Workism, attachment to outcome, and lack of peace

Our way we view work is a little warped, but it's changing.

Image: TED.com

In this TED talk, a hypothetical scenario is posed to a research group about a person whose job is made redundant by automation, despite having three years left on a paid contract. The question was asked “Would you keep working even if you were paid through the end of the contract, or decide to stop?”

Half of the participants in the research group heard the story of the person deciding to stop working, while the other half heard the story of the person continuing to work, despite their job being redundant.

The group who heard the story of the person continuing to work despite the redundancy of his job found him to be less competent, BUT warmer, more moral, a “good person,” and more virtuous.

The study was conducted by Azim Shariff who is a Psychology professor at the University of British Columbia, where he studies morality. He and his collaborators have recently been focusing on work with regard to morality, and in study after study, they have found that people attach more worth to effort, regardless of what that effort produces.

I have a massive problem with “Workism,” which is the belief that employment is not only necessary for economic production but is also the centerpiece of one's identity and life purpose. This is not inherently bad, but when it’s a culture, as Azim Shariff notes also in the TED talk, we all get forced to participate.

If you need to familiarize yourself with the concept, the term was coined in this article in The Atlantic - “Workism is Making Americans Miserable.”

The whole system functions in a way that we constantly feel the need to prove to others that we’re not only hard-working but harder working. And to what end?

Many of you know that I’ve long held an issue with the way we do “work” in America. I find “the grind” and “the climb” to be byproducts of this warped idea of Workism, and those things do not fit all trajectories.

Someone who knows their life path might be just fine fitting into that paradigm, but others might assemble 40 years of “living” before they can carve out an understanding of who they are and what they’re doing here.
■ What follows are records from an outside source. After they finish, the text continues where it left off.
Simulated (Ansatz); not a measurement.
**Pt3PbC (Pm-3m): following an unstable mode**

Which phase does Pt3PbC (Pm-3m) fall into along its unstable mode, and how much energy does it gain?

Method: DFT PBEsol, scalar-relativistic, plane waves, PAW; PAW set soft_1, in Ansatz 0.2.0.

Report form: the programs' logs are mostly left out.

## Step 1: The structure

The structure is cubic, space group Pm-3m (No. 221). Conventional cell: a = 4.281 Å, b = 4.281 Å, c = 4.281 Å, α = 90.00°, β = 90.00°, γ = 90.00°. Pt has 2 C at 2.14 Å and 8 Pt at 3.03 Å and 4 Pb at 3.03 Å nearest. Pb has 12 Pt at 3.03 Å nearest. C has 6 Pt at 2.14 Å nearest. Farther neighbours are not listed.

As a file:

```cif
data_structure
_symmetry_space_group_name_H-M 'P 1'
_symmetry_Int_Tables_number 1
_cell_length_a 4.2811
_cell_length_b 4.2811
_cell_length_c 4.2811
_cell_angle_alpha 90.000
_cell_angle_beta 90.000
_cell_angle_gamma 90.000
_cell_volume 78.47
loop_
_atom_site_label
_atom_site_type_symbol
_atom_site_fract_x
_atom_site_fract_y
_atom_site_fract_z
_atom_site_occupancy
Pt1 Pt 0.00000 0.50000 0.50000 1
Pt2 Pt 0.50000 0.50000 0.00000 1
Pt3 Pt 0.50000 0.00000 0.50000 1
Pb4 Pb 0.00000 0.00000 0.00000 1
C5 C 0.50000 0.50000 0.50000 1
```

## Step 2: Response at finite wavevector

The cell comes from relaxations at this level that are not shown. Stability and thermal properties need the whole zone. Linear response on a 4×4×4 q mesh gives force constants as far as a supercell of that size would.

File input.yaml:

When I worked in the service industry, I almost tattooed “I am not my job” on my arm, because my family harshly emphasized how insignificant the work I was doing was. They called it “menial.” I wasn’t doing it because that was who I was.

I did the work primarily for a paycheck, and I had no desire to “climb the ladder.” There were avenues to management and upper management I could have chosen to pursue if I wanted, but they didn’t pay more money, and they were not congruent with my ultimate desires.

The real byproduct and payoff of that work was just the amount of time I spent in it.

I told someone last week when noting some things I noticed about someone’s behavior “When you work in the service industry for as long as I did, you’ve seen everything. It’s not just the guests. You work with all kinds of people with all kinds of problems. Drug addiction. Pathological liars. You see it all.”

The experience in every now moment was what it was truly about. The work didn’t have the illusion of a “ladder” to climb to an imaginary place where peace would eventually exist, and all life would be magically good.

In my piece “If you really knew me”, I wrote that I’m not really ambitious. My favorite times of the day are waking up, eating, and running. I enjoy the movement of my body and the pounding of my feet against the earth.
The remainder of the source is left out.